I never had much time for people who went through life facing the past, not the future, constantly longing for something irrevocably lost – and here I am, full of nostalgia and regrets. Not for a lost love or a great missed opportunity, oh no, nothing so noble: the subject of my longing is my old cooker. I had to replace it after a mere 40 years. “You won’t find it easy to get spare parts for this,” says the tactful gas engineer who can’t repair its faults, so I order a new model.

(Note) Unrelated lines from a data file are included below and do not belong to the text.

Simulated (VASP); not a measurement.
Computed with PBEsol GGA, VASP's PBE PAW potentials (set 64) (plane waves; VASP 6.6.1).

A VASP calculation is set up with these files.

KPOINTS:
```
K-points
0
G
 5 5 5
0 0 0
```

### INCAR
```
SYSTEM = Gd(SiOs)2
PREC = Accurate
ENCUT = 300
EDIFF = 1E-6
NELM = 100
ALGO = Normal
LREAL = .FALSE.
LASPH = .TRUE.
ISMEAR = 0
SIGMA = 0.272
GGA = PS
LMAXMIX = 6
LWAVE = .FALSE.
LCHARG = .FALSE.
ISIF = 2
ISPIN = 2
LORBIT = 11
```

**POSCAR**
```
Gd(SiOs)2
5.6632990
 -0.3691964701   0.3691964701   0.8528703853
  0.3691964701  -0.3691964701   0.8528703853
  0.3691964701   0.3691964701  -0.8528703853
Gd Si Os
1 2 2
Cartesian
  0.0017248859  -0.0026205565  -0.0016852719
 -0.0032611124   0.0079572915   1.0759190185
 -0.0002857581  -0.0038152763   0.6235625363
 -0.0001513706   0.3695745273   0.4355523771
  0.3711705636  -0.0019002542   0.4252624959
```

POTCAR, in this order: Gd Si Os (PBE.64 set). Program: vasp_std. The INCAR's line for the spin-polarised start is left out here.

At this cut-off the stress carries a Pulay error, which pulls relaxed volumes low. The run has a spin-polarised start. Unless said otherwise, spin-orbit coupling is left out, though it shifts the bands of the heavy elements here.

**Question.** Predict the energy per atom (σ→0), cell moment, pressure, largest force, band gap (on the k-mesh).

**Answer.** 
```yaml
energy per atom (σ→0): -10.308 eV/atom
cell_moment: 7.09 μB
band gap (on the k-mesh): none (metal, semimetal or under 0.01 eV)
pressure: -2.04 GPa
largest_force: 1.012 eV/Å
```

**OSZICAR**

It arrives promptly. It looks good. But before touching it, let me consult the User Manual. Its title is Double Cavity, which sounds like a dental disaster, but then both cooker and booklet were produced in Turkey and some allowances must be made for nuances of meaning. Also for attitudes. On my old cooker I simply switched on the gas and got on with the job; this one wants me to keep pressing the switch for 5 to 10 seconds, as if to say “Yes, I mean it, please keep burning.”, and even so it sometimes goes out. In that case, I am told to wait “at least 1 minute before trying again. There is the risk of gas accumulation and explosion!” Well, I’ll just have to press the switch for 10 seconds or more, since clearly the thing has a suspicious character; not sure I like it.
In the next few minutes it is I who becomes suspicious – of the designer who created my new cooker: did he ever try out his product? Do designers, those demi-gods of the hype world, ever use what they create? This one certainly didn’t, otherwise he would have noticed that the arms of the trivets are far too short, so that small containers, like my Italian espresso machine, can’t be stood on them. Ouch – how shall I make my life-sustaining morning coffee? Fortunately I remember the ancient electric hotplate in the top part of a wardrobe and put it to work. It makes strange noises, like a volcano about to explode, but the coffee eventually emerges. The next annoyance is that the grill where I heat my croissant disperses the inevitable crumbs into inaccessible nooks and crannies. Make mental note to buy small hand-held vacuum cleaner to remove crumbs. But this is ridiculous! The grill on my old cooker had its own tray for crumbs, I didn’t need a new machine to clean it! Indignation mounts. To cool down, I return to the Double Cavity booklet.
Not very cooling. There are five DANGER! warnings on one page. Move on. Ah, here’s some practical information. It says, “How to use the gas oven,” followed by Error! Bookmark not defined. Gee, thanks. Only three pages later do I find instructions on how to operate the oven, spiced with WARNING!, DANGER! and RISK! Is the purpose of this oven to cook food or to inflict on me a bad case of anxiety neurosis? A wave of nostalgia hits me. With my old cooker I simply turned on the oven and concentrated on the food, not on the risk of being blown up together with the butternut squash loaf.
The four hobs atop the cooker also need cautious handling. The rapid burner for big pots behaves like a flame-thrower when I light it; have to stand well back to avoid getting scorched. To make up for it, the tiny auxiliary burner comes up with the whisper of a flame, or not at all. To cook anything without getting burnt or exploding with frustration I am reduced to the two so-called normal burners, although by now I hardly know what “normal” means.
No, this isn’t just a domestic dirge. Its subject is the need to realize that innovation for its own sake can make things more complicated instead of easier, besides often using more energy, not less. For instance my new cooker must be connected to the mains electricity to make the ignition work; the old one used a small battery that lasted for a year, for the same purpose. No, I am not a Luddite, only an environmentalist and eco-warrior, longing for the simplification and sustainability of everyday life, and my experience with this new cooker clashes with my wishes. Little wonder nostalgia remains in the air.
Especially when I imagine my lovely simple old cooker slowly disintegrating in a pile of discarded kitchen antiques. RIP.
I can empathise – having recently been challenged by the complexity of the locking, heating and navigation systems on my beautiful new car!